Farmers abandoning fields in Zambia as pre-planting forecasts turned into failed harvests. Dadaab’s outskirts filling with makeshift shelters as Somalis escape the prolonged drought at home. County roads in northern Kenya washed out or parched, as communities alternate between flood and drought in a single year.
Each of these climate-driven emergencies triggers the same pattern: we mobilize heroic responses with emergency airlifts, surge capacity, and round-the-clock logistics. These are very heroics we rightly celebrate every year on World Humanitarian Day. But heroics after disaster will never be enough. And while our response spending grows, human need grows faster, and donor funding is slimming down.
The UN’s Global Humanitarian Overview shows we need more than US$45 billion to reach 181 million people in need in 72 countries. Despite growing needs, humanitarian funding plunged in 2025, falling 39% below 2024 levels, with major donors contributing significantly less. World Humanitarian Day has always been about solidarity with those who suffer. With today’s advancements in science and intelligence, solidarity would mean smarter interventions before disaster strikes, not after.
The Mathematics of Prevention
Anticipatory action uses intelligence to act before disaster strikes. When clear warning signs appear, pre-approved funds are released automatically and essential supplies are pre-positioned based on forecasting models.
In today’s climate of slim funding, rather than parallel warning systems, we need layered triggers where the same drought forecast activates livelihood support from development actors at the first threshold, then humanitarian surge capacity when conflict indicators cross secondary thresholds. This is how we do more with less.
FAO research shows 7:1 benefit-cost ratios for acting ahead of droughts, yet anticipatory action represents less than 1% of international humanitarian assistance. Under shrinking budgets, this is mathematically irrational.
Real-world examples prove the model works.
Consider the 2024-25 El Niño season in Southern Africa – Malawi received a $3.38 million ARC sovereign payout; modest but well timed. Instead of waiting for hunger headlines, cash reached households during the lean season while markets were stable.
In Kenya, the Red Cross operationalized Early Action Protocols with impact-based forecasting, shifting resources to at-risk counties as trigger thresholds activated. Across the border in Uganda, households received early cash for tools, sandbags, and community warnings which helped divert water and speed up recovery.
Perhaps most promising: conflict early-warning systems are getting smarter about the climate-security nexus. A joint study found that healthier vegetation and higher rainfall are associated with lower odds of physical conflict the following month. Such progress aims to turn forecasts into preventive measures (via targeted dialogues, safe-passage coordination, protection deployments) before dry-season pressures explode.

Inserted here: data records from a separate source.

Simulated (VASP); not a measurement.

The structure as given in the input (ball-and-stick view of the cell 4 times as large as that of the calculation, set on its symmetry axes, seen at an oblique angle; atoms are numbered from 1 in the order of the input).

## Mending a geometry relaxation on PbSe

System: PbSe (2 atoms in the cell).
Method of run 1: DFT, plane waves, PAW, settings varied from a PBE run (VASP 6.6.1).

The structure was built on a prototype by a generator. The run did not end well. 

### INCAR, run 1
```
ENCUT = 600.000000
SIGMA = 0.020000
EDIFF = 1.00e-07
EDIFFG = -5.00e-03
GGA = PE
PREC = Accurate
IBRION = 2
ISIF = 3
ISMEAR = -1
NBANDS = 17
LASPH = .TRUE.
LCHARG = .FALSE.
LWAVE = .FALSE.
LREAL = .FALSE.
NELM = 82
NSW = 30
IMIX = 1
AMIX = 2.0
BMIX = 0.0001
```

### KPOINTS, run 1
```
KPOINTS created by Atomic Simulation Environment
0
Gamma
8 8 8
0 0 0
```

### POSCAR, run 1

So why is this sort of approach not yet mainstream? Mainly because we’re still building parallel systems instead of integrated ones. Climate services, humanitarians, and peacebuilders still work in parallel, when stronger bridges between meteorological services, cash working groups, and protection clusters are both practical and overdue. Second, metrics still count outputs instead of avoided losses. We should be publishing avoided-loss figures and cost–benefit analyses, following WFP/Anticipation Hub guidance, not just post-distribution monitoring.
The good news is practitioners have a growing palette of functioning toolboxes: regional seasonal outlooks from ICPAC, food security early warning from FEWS NET, and market monitoring to calibrate cash transfers. Platforms like our CGIAR Climate Security Observatory overlay climate, land, and water data with fragility indicators to help governments and agencies target anticipatory actions, with deep country-level analytics and partner interfaces. The insights from the CSO have helped partners point budget lines and safeguards at the right places sooner.
When climate forecasts, market dynamics, and conflict trends feed into one integrated risk picture, humanitarian teams and development planners can work from the same intelligence, preventing the costly duplication of parallel assessment systems.
The scale of the humanitarian crises today demands a shift in how we prepare and respond even as we enter the age of enhanced intelligence. These tools and services must reach the hands of county officers, national and regional decision makers, and multilateral agencies so they can act with adequate intelligence. At the Climate Security team of the Alliance of Bioversity International and CIAT, we support this shift with tools and analytics that so far have informed Kenya’s National Climate Change Action Plan, UNHCR’s Strategic Plan for Climate Action, and have guided strategies at IGAD and the African Union.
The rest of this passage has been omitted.